For When You Want to Feel Like Everyone Else But You Can’t No Matter How Hard You Try

You try.

You try and you try and you try to fit in.

Everywhere you look, something or someone is telling you what you should be doing (so that you fit in).

I say “(so that you fit in)” because it’s not overtly said…

Especially in the church, Christian, faith-based world.

Nobody would ever come right out and say:

 

“You should decorate your house like this.”

“You should do your hair this way.”

“You should use this phone.”

“You should wear this style of jewelry.”

“You should read these authors.”

“You should join this book club.”

“You should be an amazing photographer.”

“You should fully grasp how to pin things on Pinterest.”

 

But that’s what you hear.

At least, that’s what I hear.

It was easy to be off social media while we were in Africa. My phone stayed on airplane mode for two solid weeks. Wifi was spotty. The electricity didn’t even work all the time. My, how those voices in my head were quieted.

Some people do just fine on social media. In my ten years of blogging (yes, it’s been that long), I have learned I do not.

Comparison is one of my many thorns and it pricks at my confidence and security, bleeding them dry tiny drop by tiny drop.

Tonight as I washed my face I looked over at our bathroom mirror where once I planned on hanging Bible verses for Tim and I to memorize.

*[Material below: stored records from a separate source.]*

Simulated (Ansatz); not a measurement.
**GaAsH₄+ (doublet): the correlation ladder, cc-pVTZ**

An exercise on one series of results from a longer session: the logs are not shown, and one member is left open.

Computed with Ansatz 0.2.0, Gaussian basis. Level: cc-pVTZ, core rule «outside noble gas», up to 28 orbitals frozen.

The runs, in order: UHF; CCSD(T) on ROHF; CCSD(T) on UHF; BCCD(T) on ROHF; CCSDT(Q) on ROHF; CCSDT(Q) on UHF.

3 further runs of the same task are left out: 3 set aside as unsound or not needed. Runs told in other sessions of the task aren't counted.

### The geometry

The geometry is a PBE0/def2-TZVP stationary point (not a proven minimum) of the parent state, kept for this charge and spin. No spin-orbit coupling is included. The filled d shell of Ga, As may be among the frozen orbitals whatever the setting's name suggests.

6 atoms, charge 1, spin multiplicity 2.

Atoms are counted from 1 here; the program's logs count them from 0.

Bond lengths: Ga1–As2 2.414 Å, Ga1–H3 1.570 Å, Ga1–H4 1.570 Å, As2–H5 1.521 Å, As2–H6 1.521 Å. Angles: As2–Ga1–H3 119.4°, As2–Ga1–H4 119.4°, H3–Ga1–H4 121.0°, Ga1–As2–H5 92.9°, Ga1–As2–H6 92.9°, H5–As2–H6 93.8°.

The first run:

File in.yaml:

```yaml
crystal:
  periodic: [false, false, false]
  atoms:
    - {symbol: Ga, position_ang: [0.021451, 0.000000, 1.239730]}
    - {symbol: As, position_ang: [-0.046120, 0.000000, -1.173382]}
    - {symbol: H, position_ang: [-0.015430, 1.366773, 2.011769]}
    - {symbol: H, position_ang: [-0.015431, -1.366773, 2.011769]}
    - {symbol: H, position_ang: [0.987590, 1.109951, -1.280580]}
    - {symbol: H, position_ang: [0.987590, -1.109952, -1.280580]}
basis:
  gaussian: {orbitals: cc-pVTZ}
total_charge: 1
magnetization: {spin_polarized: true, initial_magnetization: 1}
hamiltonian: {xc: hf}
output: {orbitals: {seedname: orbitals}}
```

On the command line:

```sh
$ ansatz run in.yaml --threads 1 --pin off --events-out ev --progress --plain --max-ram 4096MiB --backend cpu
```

I wanted to use these cute little templates I found on Pinterest and pen them in with such a bold yet feminine script and somehow these hypothetical perfect little Bible verses with chevron patterns would scream how much I loved Jesus and my family and what a creative and crafty person I was for putting them on the bathroom mirror.

That never happened. Not for lack of trying. Even after my best attempt, I’m fairly certain a second grader could have done better.

pinterest-conspiracy-meme

I scroll through my various social media feeds, now free for my gluttonous consumption now that Lent has come and gone. These friends are at this conference, these people are at this fabulous new restaurant, and my failed Bible verse craft mocks me.

Why can’t I just fit in like everyone else? I asked nobody, staring in the mirror.

When have you ever fit in, Anne? I heard back.

I looked down at my dog, half expecting her to say something else. She didn’t.

It wasn’t your dog, the voice spoke with familiarity into my soul.

You will never fit in. You will never be like anyone else. You should be used to this by now.

I winced, my face offering up some kind of plea for a compromise.

This is the way I made you. You’re different. You’ll always notice it. You’ll never be like everyone else. And that’s for a reason.

Oddly, I felt a bit comforted by the certainty in His voice.

He continued,

And you need to tell others this. Tonight.

Maybe you’re like me, at least in this one tiny little way. You don’t feel comfortable in your own skin because you’ve covered it up with so many subtle expectations you think others place on you. You so desperately long to be like everyone else you see, even just a little bit, just so you can pretend to fit in.

You think when you finally feel like you fit in, you won’t have to be afraid to be you anymore.

You’ll be loved and accepted and your chevron-patterned Bible verse cards on your bathroom mirrors will look just like everybody else’s. You can’t compare yourself to anyone anymore because you look just like them.

This breaks your Father’s heart.

Sweet friend, I don’t tell you this to judge you. I’m preaching to myself and those were the words I heard – not of condemnation, but of love. Be different. Embrace who you are, even if it seems like you feel left behind or that there’s something wrong with you because you aren’t getting sucked into a vortex of cultural monotony.

The truth is even the people with the perfect chevron-patterned Bible verse cards and the girls who know how to layer all those necklaces and look awesome and who can paint their fingernails without them ever getting smudged feel the exact same way you do.

This is the way I made you. You’re different. You’ll always notice it. You’ll never be like everyone else.

And that’s for a reason.

glass

I’d place my money that the reason is because we’re all like little pieces in a stained glass window, with different colors and thicknesses and flaws and bubbles.

The only place we fit in is when our edges touch each others.

Then we are strong.

We’re hues and textures and boldness and softness and broken and smooth and cloudy and clear.

The light hits us all in different ways and hits us in both our pretty and our broken places, but we’re all used to shine the same light in to the same darkness that longs for it and for the hope it brings.